Date: Mon 2/28/2005 3:27 AM
Random Thought: Leave Them Asking, II
A colleague reminded me that Einstein once said that if he only had an hour to solve a
problem, he would spend all but five minutes making sure he had the right question. The right
question! The tough question! He went on to argue that it is not enough to teach students merely
to ask questions. We have to help them learn to ask the right and hard questions. With that I have
no disagreement. The question my colleague next raised, and rightly so, is whether it is also required
that students have the ability not only to ask but to answer as well, and then be courageous enough
to act on those answers. In my mind, maybe. It’s the ideal, but not necessarily always the essential.

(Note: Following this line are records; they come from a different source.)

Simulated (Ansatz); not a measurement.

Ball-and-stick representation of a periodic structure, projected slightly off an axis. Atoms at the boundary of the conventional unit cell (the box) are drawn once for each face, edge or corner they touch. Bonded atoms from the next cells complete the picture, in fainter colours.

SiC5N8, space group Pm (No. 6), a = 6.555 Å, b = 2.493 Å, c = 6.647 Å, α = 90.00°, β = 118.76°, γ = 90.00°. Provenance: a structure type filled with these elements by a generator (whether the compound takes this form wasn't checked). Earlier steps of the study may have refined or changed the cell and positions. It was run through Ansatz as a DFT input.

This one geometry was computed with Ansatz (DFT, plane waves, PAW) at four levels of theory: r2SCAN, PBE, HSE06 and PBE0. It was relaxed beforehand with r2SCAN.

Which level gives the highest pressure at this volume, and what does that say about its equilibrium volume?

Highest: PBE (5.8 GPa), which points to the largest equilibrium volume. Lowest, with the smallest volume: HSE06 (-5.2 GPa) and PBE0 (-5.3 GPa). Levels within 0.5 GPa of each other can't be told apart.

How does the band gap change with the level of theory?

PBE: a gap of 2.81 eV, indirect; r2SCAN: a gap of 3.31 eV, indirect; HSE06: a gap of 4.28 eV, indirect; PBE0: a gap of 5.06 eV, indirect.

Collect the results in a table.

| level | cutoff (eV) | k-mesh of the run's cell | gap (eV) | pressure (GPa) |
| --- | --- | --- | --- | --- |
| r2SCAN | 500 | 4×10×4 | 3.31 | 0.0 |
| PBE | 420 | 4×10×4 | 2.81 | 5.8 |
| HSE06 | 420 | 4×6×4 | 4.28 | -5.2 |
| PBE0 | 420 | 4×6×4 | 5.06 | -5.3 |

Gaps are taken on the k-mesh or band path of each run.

To support his position, he cites Teddy Roosevelt that when a decision is to be made, “the best thing
we can do is make the right decision. The next best thing we can do is make the wrong decision.
The worst thing we can do is to make no decision.” Here, too, I can’t disagree. But, I think a “maybe”
is in order, for I don’t think the questioner, answerer, and actor need be the same person. However,
I would argue that the asking of the tough question, especially the public airing of an unpopular question,
makes the person no less a target for tomatoes than the person who answers and acts on the answer.
Posing the tough question, then, is no less a decision, a hard decision, a courageous and
decisive action, than is coming up with answers and acting on them.
And, I know when I go on campuses and offer workshops on teaching , I tell the participants
emphatically that I come with questions for them to ponder. Asking questions is a push for change.
All you have to do is to ask the right, hard question, ask before you have an answer, see a situation
differently, see a problem from a new angle, and suddenly everybody's perceptions and
vantage points changes. It causes everyone to reframe the issue.
I was not taught to ask questions in my undergraduate classes. I was taught to answer the
professor’s questions. I learned to ask my own questions, to become a quester, at the family dinner
table by my father. “Ask your ‘whys’,” he always would tell us. “It’s more important than just copying
down the teachers’ ‘whats.’” Or, he’d tell us, “Don’t wait for other people to hand you a problem to solve,
learn to see the problem on your own.” It’s like what David Brook wrote in a recent editorial in the
New York Times about Iraq and the entire Arab world. Whenever the hard question is asked, you shake
people up as much as an earthquake that registers 9 on the Richter scale. Ask that hard question and people
squirm. Pose the tough question and people seem to feel that the rules have changed. New possibilities
open up. It’s a new day. There's a new world out there. A new reality is considered. Business as usual
is no longer acceptable. Smug complacency is less comfortable. Silence and acceptance is less acceptable.
The hard question poses a threat to all the glass objects in its proximity. That’s why it's not particularly
amazing to think of why there is often much resistance to listening to any tough, break through question.
The tough questions are unsettling, often setting off a string of moans and grumbles and shouts and screams.
Some people feel anxious, some frightened, some attacked, some depressed, some confused, some alarmed,
some ugly and cruel, and some just flip out because of the annoying questions. Those burr-under-the-saddle
questions ask us to dream as we hadn’t dreamed before, to hope as we dared not to hope, to do as we’ve
not done before, to get unstuck in our traditions, to relinquish our vested interests, to tear down our confining
and protective walls, to open the door and come out from their emotional bunkers, to reconsider the proclaimed
right of our positions, to consider alternatives, and imagine a world beyond. To be sure, things don't go smoothly,
or come out wonderfully, or even work just because someone asked the hard question. But, this I know:
Nothing changes without someone provoking with the tough, hard question. This is true of academia, sometimes
especially in academia, no less than it is of world outside the Ivory Tower.